With the old American saying “even turkeys fly in a strong wind”, Professor of Economics Nicholas Economides described Tuesday’s foray into the international markets by Greece, the first in three years.
In an exclusive interview with the Greek Reporter, Economides says that there is no cause for celebration as Greek banks exchanged old bonds for half of the new issue, meaning that Greece raised only 1.5 billion euros new money at about 4.6%.
“The tiny amount of the issue, the high coupon (since Greece pays 1% for EU loans), and the reluctance of the Greek government to implement structural reforms result in no clear path for Greece at the end of the EU program in mid-2018,” he says.
Economides of New York University/Stern is an internationally recognized academic authority on economics and has advised or is advising the US Federal Trade Commission, the governments of Greece, Ireland, New Zealand and Portugal, the Attorney General of New York State and major private corporations.
No clear plan
He insists that the bond issue offers no clear path for Greece to reach the financial markets after the end of the programme by mid-2018. And this is, he says, for two main reasons.
Firstly, “it’s extremely small.” This is a 3 billion issue out of which 1.5 billion will go towards the exchange of old bonds held by Greek banks. “Essentially the net amount that the Greek government borrowed was only 1.5 billion.”
Secondly, “borrowing was not cheap,” he says. He explains that Greece managed to get loans from the European Union at an interest rate of about 1%, while this was about 4.6%.

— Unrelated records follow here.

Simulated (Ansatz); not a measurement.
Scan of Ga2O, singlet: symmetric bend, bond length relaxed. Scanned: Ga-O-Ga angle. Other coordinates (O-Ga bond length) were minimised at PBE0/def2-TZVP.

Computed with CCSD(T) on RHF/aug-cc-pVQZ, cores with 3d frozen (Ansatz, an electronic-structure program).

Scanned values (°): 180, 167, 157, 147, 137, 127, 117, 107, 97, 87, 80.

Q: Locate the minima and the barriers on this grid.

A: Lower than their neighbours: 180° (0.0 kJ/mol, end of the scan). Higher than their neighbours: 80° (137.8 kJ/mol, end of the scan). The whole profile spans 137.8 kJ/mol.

The Greek loan is so small it does not matter that is expensive, but if Greece were to go out in the markets by the end of 2018 paying the same interest of 4.6% it would be completely irresponsible, Economides warns. “It would not be a way out of the crisis. The Greek debt is completely unsustainable and now we are adding to the debt.”
Need for structural reforms
Asked whether he agrees that Greece’s return to the markets was at least a psychological boost for the crisis-ridden country, Economides says it depends who you ask.
“A person on the street may think that the government achieved a victory, but one focuses on Greece’s goal to survive after the middle of 2018, including of what needs to be done in order to get there, this does not really make a difference,” he says.
“What would make a difference is if Greece did the necessary structural reforms, proceeded with privatizations and implemented all the remaining parts of the programme, so it can return from a strong position to the markets in 2018,” he adds.
What is remarkable is that politicians like Alexis Tsipras and Panos Kammenos, who a few years ago were accusing the previous Greek administrations of being traitors, are now trying to do the same celebrating the return to the markets, Economides says.